Regarding his new film, Inception, Leonardo DiCaprio was quoted by the London Daily Star as saying:
This is my first science fiction film. I have a hard time with science fiction. I have a little aversion to it, because it’s hard to emotionally invest in worlds that are too detached from what we know.
I can only assume that DiCaprio was referring to science fiction films, and not written science fiction. I, too, find difficulty emotionally investing in much of the science fiction films that are out there, but I simply can’t see how this is possible for written science fiction. It begs the question: what, if any, science fiction has DiCaprio read that he has found it difficult to invest in?
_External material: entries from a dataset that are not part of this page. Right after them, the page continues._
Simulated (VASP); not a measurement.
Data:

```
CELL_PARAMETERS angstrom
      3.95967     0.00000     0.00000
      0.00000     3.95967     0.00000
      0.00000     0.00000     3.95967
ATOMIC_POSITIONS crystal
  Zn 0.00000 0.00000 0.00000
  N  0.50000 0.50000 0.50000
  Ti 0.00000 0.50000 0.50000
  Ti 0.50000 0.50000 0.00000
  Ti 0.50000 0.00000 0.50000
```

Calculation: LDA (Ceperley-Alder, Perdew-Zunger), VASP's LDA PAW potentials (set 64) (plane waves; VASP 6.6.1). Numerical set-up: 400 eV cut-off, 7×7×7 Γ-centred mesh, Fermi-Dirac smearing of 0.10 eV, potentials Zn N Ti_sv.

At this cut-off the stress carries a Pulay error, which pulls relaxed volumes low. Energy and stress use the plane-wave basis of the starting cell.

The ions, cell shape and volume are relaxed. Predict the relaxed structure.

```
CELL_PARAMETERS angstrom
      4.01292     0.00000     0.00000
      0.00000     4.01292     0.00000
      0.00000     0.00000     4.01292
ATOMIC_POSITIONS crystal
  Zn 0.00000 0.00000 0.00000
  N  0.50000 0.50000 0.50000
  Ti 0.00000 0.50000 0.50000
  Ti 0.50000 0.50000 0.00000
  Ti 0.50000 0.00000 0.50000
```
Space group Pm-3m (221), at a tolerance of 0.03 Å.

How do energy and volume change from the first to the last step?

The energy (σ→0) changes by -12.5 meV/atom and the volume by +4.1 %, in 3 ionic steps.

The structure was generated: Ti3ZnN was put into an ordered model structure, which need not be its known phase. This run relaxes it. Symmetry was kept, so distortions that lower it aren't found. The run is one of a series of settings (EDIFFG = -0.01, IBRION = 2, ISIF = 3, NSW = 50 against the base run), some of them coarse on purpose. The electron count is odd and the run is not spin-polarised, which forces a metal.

Well-written science fiction is all about getting the reading to emotionally invest in what is happening in the story; suspension of disbelief requires this. This can be a difficult challenge for writers (and why so many writers say that the most difficult kind of writing they do is science fiction). The fact that they can do it successfully again and again is a testament to the skills of the writer. It doesn’t matter that the worlds we sometimes visit are detached from what we know–we still fall in love with those world, come to feel a familiar bond with them (think Dune or Foundation, for instance). And yet the implication that all science fiction is about worlds too detached from what we know belies an ignorance of the genre.
Think of Robert Silverberg’s brilliant novel Dying Inside, which takes place in New York City in the 1970s. Think of Joe Haldeman’s The Forever War, the setting of which might be unfamiliar, but the theme of which–the purpose of war–is something that touches us every day. Ray Bradbury writes stories about familiar and unfamiliar worlds, but in each of them we recognize ourselves, our gifts and our follies carried with us. These stories shine a different kind of light on the human condition, allow us to examine ourselves in ways hidden from a classical narrative. Every world we visit in science fiction, not matter how unfamiliar, is a world we know.
Sometimes, clarity gets lost in the storytelling. In the same interview, DiCaprio says of the script:
It’s a very well-written, comprehensive script. It’s completely original. But you really had to have [directory] Chris [Nolan] in person to articulate some of the things swirling around in his head.
If the director of the film had to explain the concepts that underlie the story to its lead actor, what does that say for the rest of us? Sometimes, lack of clarity in writing can make it difficult to emotionally attach to something, be it familiar or unknown.